Like many ’90s teen films before it, this opens to a long pan across a young woman’s bedroom. A pink-tinted dwelling that looks like an Instagram barfed all over it after eating a Sephora. The room belongs to Padgett Sawyer (Addison Rae), a high schooler who starts her days with a fresh makeup application before addressing her fans online. Padgett is the makeover queen, and her sponsors pay her for it. But when Padgett visits her equally TikTok-friendly beau, Jordan (Peyton Meyer), she discovers him necking with another gal and Padgett’s entire breakdown is live-streamed for the masses. Her reputation and sponsorships (read: her college money) evaporate over night. So, to win back her followers and fame, Padgett takes on a bet to make the biggest loser in the school over into the prom king. Strapping herself to the apparently tragic-looking Cameron Kweller (Tanner Buchanan, Cobra Kai), Addison delivers her most successful makeover yet, falling in love with her mark in the process.

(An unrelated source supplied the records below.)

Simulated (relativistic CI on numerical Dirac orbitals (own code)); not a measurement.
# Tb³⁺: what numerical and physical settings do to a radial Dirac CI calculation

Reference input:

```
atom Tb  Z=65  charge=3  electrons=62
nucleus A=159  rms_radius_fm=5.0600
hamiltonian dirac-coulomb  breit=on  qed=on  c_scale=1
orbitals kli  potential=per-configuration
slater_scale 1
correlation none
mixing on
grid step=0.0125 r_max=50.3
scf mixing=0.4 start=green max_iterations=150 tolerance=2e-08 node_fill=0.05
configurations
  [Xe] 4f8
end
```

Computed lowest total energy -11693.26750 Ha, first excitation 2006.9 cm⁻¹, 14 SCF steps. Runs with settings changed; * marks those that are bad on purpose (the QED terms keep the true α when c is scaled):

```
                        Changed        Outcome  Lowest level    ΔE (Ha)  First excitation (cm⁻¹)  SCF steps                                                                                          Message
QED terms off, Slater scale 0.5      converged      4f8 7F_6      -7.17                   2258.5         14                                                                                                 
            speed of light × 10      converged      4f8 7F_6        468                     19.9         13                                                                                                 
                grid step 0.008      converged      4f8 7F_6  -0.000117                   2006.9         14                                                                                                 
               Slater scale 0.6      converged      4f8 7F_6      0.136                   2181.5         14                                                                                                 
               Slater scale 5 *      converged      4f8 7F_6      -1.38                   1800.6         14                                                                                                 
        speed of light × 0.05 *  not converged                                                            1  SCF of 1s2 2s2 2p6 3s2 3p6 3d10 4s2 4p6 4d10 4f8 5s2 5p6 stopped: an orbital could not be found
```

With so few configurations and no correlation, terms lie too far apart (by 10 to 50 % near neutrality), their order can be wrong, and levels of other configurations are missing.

I’d be lying if I said I didn’t enjoy this contemporary take on an old favorite, but it would also be a lie to say it’s successful. Sure, I screeched at Matthew Lillard’s (Brock Hudson in the original version) cameo and enjoyed watching Cameron dress up for a Gatsby party, but the overall movie is pretty hollow and unfunny. She’s All That and movies of its era (10 Things I Hate About You, Can’t Hardly Wait, Get Over It) were never just about the story beats from Shakespeare. They highlighted character growth, glanced toward themes, addressed teen insecurity, and had a thick layer of absurdist comedy. By comparison, He’s All That is so busy making sure the good guys are good that no one really grows or changes beyond getting different clothes. The biggest lesson learned by anyone is to maybe focus less on social media, so they choose to focus on social media just as much but in a different way. *Insert the notorious Insecure “growth” gif here*

It’s directed by Mark Waters, who blessed us with absurdist teen comedies like Mean Girls and Freaky Friday, so it’s hard to say if the missing gags were a style choice, or if I truly just no longer know what makes teens laugh. It’s snot bubbles, I guess. (Truly, there are so many close-ups of the snot bubbles, you’ll beg for mercy.)

Though this flick is for a new generation of youth, it can’t help but nod at the previous one. Addison Rae is, herself, a social media star born on TikTok, and the ring lights and highlight poppin’ are targeting a different crowd than my own. But we’re not to be forgotten. Rachel Leigh Cook and Matthew Lillard show up in the secondary cast, with Lillard delivering my greatest dose of pure joy since use of the word “lockdown” became commonplace. But the reason for the weird hybrid of new and old is hard to decipher. The film follows many of the same beats as the original, like the list-of-losers montage, a grand prom king and queen nomination announcement, and a prom queen speech, but it otherwise doesn’t at all connect with the core of the earlier version.

There’s certainly the “kids today” of it all, as evidenced by the selection of Cameron Kweller. I thought the biggest signal of the generational divide would be the use of TikTok followers as a measure of popularity, but it really came down to an alternative skater boy being picked as the worst of the worst, the type of dude my entire generation would have lined up for.

There are few other things to poke fun at, like a product placement situation that’s beyond satire, and the robbing us of the quirky dad character we deserve. There’s the expected prom dance scene that could really benefit from the cut-aways to story moments we can usually expect because whew, it’s hard to stare at that disaster for that long.

So what do we make of a hollow retelling of a childhood favorite? Not much. He’s All That is much more of a showcase of shiny houses and well-groomed eyebrows than it is a tale of young people coming into their own. While it has a couple fun beats and a striking color palette, this teen flick is a shallow showcasing of dance scenes, musical numbers, and close ups of branded snacks that feel like a book report on Shakespeare by a kid who read the Wikipedia entry and presented it while wearing a lot of lip gloss.

He’s All That is streaming on Netflix as of August 27, 2011.